Alif, ba, ta, tha, jeem, ha…

As a child, I had mastered the Arabic alphabet before I even began learning my ABCs. I learned how to write my full name in Arabic before I learned to do my first in English. Growing up bilingual does not only mean that you speak two languages — it meant that I approached life with two different lenses, two different perspectives, two different outlooks, ultimately immersing myself in two different cultures at once. 

My parents immigrated to the United States in 1995 after getting married to escape a war-torn homeland. Prior to that, each lived the entirety of their lives in an illegally occupied Palestine, my mother in East Jerusalem and my father in the West Bank city of Abu Dis. Lives of occupation, injustice, struggle and resistance were all they knew. But my parents were lucky to be given an opportunity to build a sustainable life for themselves and their kids, an opportunity countless other Palestinians are deprived of because of the occupation. Making the decision to immigrate was difficult, to say the least, but after having firsthand and constant experience battling the erasure of their identity in their day-to-day lives as Palestinians, my parents were instilled with a strong motivation to never allow that identity to die, even if they weren’t physically in Palestine. They acknowledged the fact that being Palestinian means unconditionally carrying and representing that identity with pride. Because of this, my four siblings and I were raised “very Palestinian-y,” despite being born and raised and having spent most of our lives in America. From the food we ate to the Arabic we spoke and the “norms” of our household dynamics, everything echoed Palestinian culture. I wouldn’t have had it any other way. Furthermore, my siblings and I were raised among the 22 children of my father’s four brothers who immigrated around the same time my parents did. We were one huge family, all living in the same neighborhood as next-door neighbors, all having dinner together at least three days a week, all having our “cousin buddies” who were essentially the same-age kids in the family and all carrying the same Palestinian ideologies that our parents brought with them and instilled within us. 

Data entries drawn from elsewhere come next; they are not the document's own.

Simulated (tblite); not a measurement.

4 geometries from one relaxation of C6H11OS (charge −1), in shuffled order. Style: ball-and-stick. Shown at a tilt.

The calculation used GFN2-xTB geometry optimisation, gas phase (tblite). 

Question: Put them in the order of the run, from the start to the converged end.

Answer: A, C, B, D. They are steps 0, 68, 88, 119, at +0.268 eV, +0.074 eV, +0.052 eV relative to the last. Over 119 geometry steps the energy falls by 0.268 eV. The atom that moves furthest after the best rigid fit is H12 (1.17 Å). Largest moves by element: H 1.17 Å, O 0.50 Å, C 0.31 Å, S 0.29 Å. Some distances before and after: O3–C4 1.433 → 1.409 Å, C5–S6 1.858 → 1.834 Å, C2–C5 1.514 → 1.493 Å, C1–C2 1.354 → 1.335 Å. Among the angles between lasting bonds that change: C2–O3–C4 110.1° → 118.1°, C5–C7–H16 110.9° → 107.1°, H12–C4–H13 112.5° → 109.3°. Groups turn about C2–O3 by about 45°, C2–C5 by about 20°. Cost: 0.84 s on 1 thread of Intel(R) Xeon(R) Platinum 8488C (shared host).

We all also went to the same school. It was this small, K-12, Ann Arbor charter school where I would end up spending the entirety of my pre-University of Michigan years. The population of my school was barely over 500 students, about 120 of them being the high school population and 35 being my graduating class. But much of what differentiated my school was 1) the fact that Arabic was taught as the second language and 2) how much of the student population carried similar identities (Arab, Muslim, Palestinian, second-generation immigrant). So I ultimately grew up in a bubble: At home, I was a practicing Palestinian Arab, and at school, the place where I spent the rest of my time, these ideas were only reiterated, echoed and practiced by my peers. While this dynamic seemed to present its struggles later down the road, it instilled in me a unique value of community from a very young age. It taught me that those who carried my intersecting identities were my support system as we all found common ground in the love for who we are and the same struggle. And beyond it all, learning Arabic every day reminded me of this and kept me grounded in my roots and in the language of those roots.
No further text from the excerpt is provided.